Now that we have a direct confirmed hit by Prince William on Kate Middleton , where are we going to channel all the bump-watch gossip energy? Yes, we have seven or so months of royal-womb-watch to look forward to but nothing stokes the fires like suspected celebrity pregnancies.
Next on the block has to be Kim Kardashian. Her obsession with fame and being deemed klassy (mutually exclusive for reality TV/p*rn stars) has seen her gifted Kardashian Kollection gifts and offers to take tea with the Duchess of Cambridge returned to sender. So Kim’s next mission will klearly be to steal the Kambridge thunder by whipping the media up into a frenzy about a KimYe baby.
Bump-watch proves difficult with the KarTrashy One. She’s already the bumpiest celebrity on the block. Kimmy’s lady lumps are distracting, with an arse so disproportionate it’s difficult to turn one’s attention to anything else. But she’s been working it in Miami in the past few days with a few looks that showcase how easily Kim kould fakely hide a pregnancy.

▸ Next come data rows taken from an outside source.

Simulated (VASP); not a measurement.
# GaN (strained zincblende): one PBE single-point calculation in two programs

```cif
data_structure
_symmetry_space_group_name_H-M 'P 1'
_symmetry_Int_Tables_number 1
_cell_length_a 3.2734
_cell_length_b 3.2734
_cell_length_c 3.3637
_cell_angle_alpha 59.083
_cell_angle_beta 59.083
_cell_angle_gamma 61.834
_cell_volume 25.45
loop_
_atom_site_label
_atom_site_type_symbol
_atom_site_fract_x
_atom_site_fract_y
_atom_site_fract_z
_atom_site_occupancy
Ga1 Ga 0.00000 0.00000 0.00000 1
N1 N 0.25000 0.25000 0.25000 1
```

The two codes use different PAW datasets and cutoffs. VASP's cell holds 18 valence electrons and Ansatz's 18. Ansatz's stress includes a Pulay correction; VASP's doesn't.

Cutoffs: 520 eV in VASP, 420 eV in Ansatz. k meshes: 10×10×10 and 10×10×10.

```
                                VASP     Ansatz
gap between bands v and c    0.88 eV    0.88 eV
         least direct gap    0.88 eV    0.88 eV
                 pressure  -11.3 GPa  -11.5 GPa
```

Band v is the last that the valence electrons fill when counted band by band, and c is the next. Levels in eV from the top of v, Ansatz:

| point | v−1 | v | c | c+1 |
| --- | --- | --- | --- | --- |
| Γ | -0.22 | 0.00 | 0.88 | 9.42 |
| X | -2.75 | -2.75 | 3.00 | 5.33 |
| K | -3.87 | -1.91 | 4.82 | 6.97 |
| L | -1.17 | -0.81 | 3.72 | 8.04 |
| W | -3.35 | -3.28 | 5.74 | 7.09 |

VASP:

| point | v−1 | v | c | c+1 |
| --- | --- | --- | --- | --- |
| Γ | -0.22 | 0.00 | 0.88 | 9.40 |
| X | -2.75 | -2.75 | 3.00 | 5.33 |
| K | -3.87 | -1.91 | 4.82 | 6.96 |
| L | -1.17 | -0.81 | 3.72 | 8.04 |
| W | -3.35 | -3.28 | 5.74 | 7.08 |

A top made entirely of fringe.
An oversized goth-punk-chic t-shirt.
A tighter than tight dress that works the diversionary T&A.
If her unreality TV antics are anything to go by, she’s freezing her eggs, in kase she gets frozen out by yet another man. Maybe she kould ask her
NOT GAY BFF Jonathon Cheban to sire a child of PR if Kanye loses his will to whore himself out.
No prizes for guessing Kim’s top baby names: Kate for a girl and Kambridge for a boy.